Last I knew of it the Civil War--the Woh Between the States, as white folks called it in the part of Southside Virginia where I grew up--came to an end on the ninth day of April 1865, when Robert E. Lee surrendered to Ulysses S. Grant at Appomattox Courthouse, itself not far from Southside. But human nature being human nature, and Virginians--God knows--being Virginians, the Woh ain't over yet, not by a long shot.
The most recent skirmish was fought only last week, and the next will come next week, unless, of course, another pops up before this week ends, and don't bet the house--not to mention the framed lithograph of Thomas J. "Stonewall" Jackson--against it, because skirmishes fly faster than grapeshot at Manassas. Just when you think it's safe to unearth the family silver from its hiding place under the spreading magnolia, along comes someone with a chip on his shoulder bigger than Sherman's whole army, and before you know it--bang!--the Blue and the Gray are at it again.
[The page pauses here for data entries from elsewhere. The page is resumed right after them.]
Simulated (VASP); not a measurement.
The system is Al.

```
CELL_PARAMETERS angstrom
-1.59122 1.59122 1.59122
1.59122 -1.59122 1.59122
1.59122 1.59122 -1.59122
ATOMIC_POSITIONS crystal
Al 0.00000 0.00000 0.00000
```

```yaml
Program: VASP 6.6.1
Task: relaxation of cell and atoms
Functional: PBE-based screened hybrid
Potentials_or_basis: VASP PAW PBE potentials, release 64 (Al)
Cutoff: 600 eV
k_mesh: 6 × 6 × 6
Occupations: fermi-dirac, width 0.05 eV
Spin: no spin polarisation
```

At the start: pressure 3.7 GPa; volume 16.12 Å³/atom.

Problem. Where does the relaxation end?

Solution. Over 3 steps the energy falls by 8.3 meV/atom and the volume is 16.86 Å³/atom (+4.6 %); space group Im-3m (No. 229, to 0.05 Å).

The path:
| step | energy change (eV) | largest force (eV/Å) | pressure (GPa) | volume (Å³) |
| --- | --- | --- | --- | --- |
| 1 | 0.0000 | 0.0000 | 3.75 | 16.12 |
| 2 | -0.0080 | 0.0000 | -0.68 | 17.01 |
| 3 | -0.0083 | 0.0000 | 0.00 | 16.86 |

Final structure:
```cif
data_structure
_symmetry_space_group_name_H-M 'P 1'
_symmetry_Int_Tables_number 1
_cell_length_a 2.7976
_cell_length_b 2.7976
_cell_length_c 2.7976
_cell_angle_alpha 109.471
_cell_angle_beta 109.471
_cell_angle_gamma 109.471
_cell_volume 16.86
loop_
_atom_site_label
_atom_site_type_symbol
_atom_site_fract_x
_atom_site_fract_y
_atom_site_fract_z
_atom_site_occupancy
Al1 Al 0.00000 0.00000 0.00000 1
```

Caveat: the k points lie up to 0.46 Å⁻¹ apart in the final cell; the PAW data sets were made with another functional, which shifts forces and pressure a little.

Take last week in--where else?--Richmond. The capital of the Old Dominion and erstwhile capital of the Confederacy can always find something to squabble about where the loose ends of the Woh are concerned, and last week was no exception. Only in Richmond could a perfectly innocent development project erupt into Third Bull Run, which is what happened when the people in charge of something called Canal Walk--"a recreational and commercial project intended," according to a report in this newspaper, "to revitalize [Richmond's] long-neglected riverfront"--made the mistake of trying to pretty up the undertaking with a bit of local history.
History, in Richmond as everywhere else in Ol' Virginny, is dynamite. Say "history" in any other U.S. city or state and people either fall instantly asleep or dream of Disney World, but say it in Virginia and people start shooting. That's what happened when Canal Walk's developers decided to put up portraits of a bunch of celebrated Virginians along a flood wall beside the James River. You can't hardly do that in Virginia unless you include Robert E. Lee, so that's just what Canal Walk did, pasting him up alongside the likes of Edgar Allan Poe and Bill "Bojangles" Robinson.
The paste had barely dried before Sa'ad El-Amin, a member of the City Council, went ballistic. He threatened to organize a boycott by blacks of Canal Walk because it had no business honoring Lee, who he said was no better than a Nazi. If this immediately reminds you of white segregationists who used to go around shouting that Martin Luther King Jr. was no better than a communist--in fact almost certainly was a communist--well, you're right, but when it comes to fighting this never-ending war, truth is always the first casualty.
One need be neither a racist nor a Lost Cause sentimentalist to understand that Lee was a principled and honorable man who deserves the respect of history, if not the adulation accorded him by the Sons and Daughters of the Confederacy, who launched themselves into the ionosphere the instant they heard about El-Amin's heresy. The commander of the Virginia chapter of the Sons of the Confederate Veterans, Robert W. Barbour, called the removal of the portrait "desecration" and said that Lee is "a hero of all Virginians," which is every bit as ludicrous as what El-Amin said, and which suggests that the two have more in common than either could ever admit.
No doubt they'll be taking potshots at each other in the newspapers and the evening news until kingdom come, but what I say is that they should settle matters in the here and now. They should hustle up I-95 to Fredericksburg, hang a left onto State Highway 3, and make their way to Brandy Station, where each should pitch camp on his own side of the Great Divide. That's because in Brandy Station on June 18, 19 and 20, according to an advertisement in last week's Weekend section of The Post, will be staged "The Largest Clash of the Blue & Gray in Virginia since the Civil War!" It is going to be "Perfect for Father's Day!" and it will go on "ALL WEEKEND" and it will offer not merely thousands of Civil War reenactors but also--to name only a few--"Antique Merchandise & Collectibles," "Book Signings," "Candlelight Tours of Battlefield & Camps!" and, best of all, "Authentic Civil War Wedding."
Somehow one doubts that the parties to the wedding will be Sa'ad El-Amin and Robert W. Barbour. However devoutly one might pray for a reconciliation between them, an embrace that would mark the last shot, once and for all, in this interminable conflict, that's never going to happen. So just give each man a rifle--yes, it's fake ammo, but the dramatic effect should still be delightful--and let them duke it out. It would be a far more amusing show than the one staged by the "reenactors," those thousands of cases of arrested development playing at Civil War in their authentic blue and gray uniforms and their authentic tents and caissons and their authentic ghastly battlefield food, not to mention their authentic fake blood.
If we're going to fight the Civil War all over again, let's fight. Who needs a bunch of silly reenactors with their silly women's auxiliaries when we've got, in El-Amin and Barbour, the real thing? Me, I'd planned to be in West Virginia that weekend, but if those two guys show up, I want a seat in the front row.